The Corporation is leasing a portion of the Crocker Park Site to H L & L, which is constructing the new world headquarters building on the Crocker Park Site and, when complete, will sublease the new world headquarters building back to the Corporation. In addition, to accommodate additional office needs, H L & L is constructing an additional approximately 60,000 square foot building (“Tech West”) adjacent to the world headquarters building and a surface parking lot (“Surface Lot”) on land that it is leasing from the Corporation. The Corporation has also entered into operating leases to lease these buildings from H L & L, which are anticipated to be available for occupancy in calendar year 2016. The initial lease terms are fifteen years and will begin upon occupancy. The annual rent is expected to be approximately $10,600. See Note 8 for further information.

In connection with Tech West and the Surface Lot, the Corporation entered into two agreements in the current year with H L & L as described below. For a more complete description of the transactions associated with the world headquarters relocation, refer to Item 13. Certain Relationships and Related Party Transactions, and Director Independence included in Part III of this Form 10-K.

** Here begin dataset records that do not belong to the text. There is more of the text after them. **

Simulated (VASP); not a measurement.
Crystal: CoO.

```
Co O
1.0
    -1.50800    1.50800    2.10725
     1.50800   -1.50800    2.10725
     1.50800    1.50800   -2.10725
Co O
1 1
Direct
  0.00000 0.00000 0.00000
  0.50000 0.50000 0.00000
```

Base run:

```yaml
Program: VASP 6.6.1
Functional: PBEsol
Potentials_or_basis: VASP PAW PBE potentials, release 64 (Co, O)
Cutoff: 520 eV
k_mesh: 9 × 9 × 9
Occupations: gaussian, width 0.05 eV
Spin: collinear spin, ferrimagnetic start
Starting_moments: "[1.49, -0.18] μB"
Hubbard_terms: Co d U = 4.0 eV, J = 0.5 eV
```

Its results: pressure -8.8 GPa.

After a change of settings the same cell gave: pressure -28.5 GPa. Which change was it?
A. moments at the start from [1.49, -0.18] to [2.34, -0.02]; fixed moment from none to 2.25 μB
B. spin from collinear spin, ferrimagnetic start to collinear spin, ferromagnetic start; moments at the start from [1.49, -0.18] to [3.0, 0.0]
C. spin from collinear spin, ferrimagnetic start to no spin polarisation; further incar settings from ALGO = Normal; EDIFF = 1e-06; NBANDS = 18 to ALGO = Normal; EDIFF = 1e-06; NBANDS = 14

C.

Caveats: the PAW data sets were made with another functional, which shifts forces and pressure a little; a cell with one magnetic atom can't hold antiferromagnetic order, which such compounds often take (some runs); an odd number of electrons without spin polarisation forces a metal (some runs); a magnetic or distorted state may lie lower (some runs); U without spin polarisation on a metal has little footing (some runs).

Under the terms of a Master Lease Agreement (Tech West), American Greetings is ground leasing to H L & L, property consisting of Tech West and the Surface Lot (the “Master Tech Lease Premises”). The Master Lease Agreement (Tech West) term is coterminous with the Master Lease Agreement. The Master Lease Agreement (Tech West) is a “net” lease. In accordance with the Master Lease Agreement (Tech West), H L & L is constructing and will own the Master Tech Lease Premises. H L & L is responsible for the cost of constructing and maintaining the Master Tech Lease Premises and is responsible for the payment of all insurance, special assessments, taxes or other fees or costs related to the Master Tech Lease Premises (which costs will generally be passed through to the tenants of the Master Tech Lease Premises, including American Greetings pursuant to the terms of the Tech West/Surface Lot Lease Agreement referred to below). In conjunction with the Master Lease Agreement (Tech West), to effectuate certain sales tax savings in connection with the construction of the improvements at the Master Tech Lease Premises, H L & L has entered into intermediate leases with a qualified state-chartered port authority (which is subleasing the Master Tech Lease Premises back to H L & L). These leases are net in cost to American Greetings and H L & L, other than any sales tax savings benefitting American Greetings or H L & L. The leasehold estate has been pledged as collateral (mortgaged) in connection with H L & L’s construction financing for the Master Tech Lease Premises.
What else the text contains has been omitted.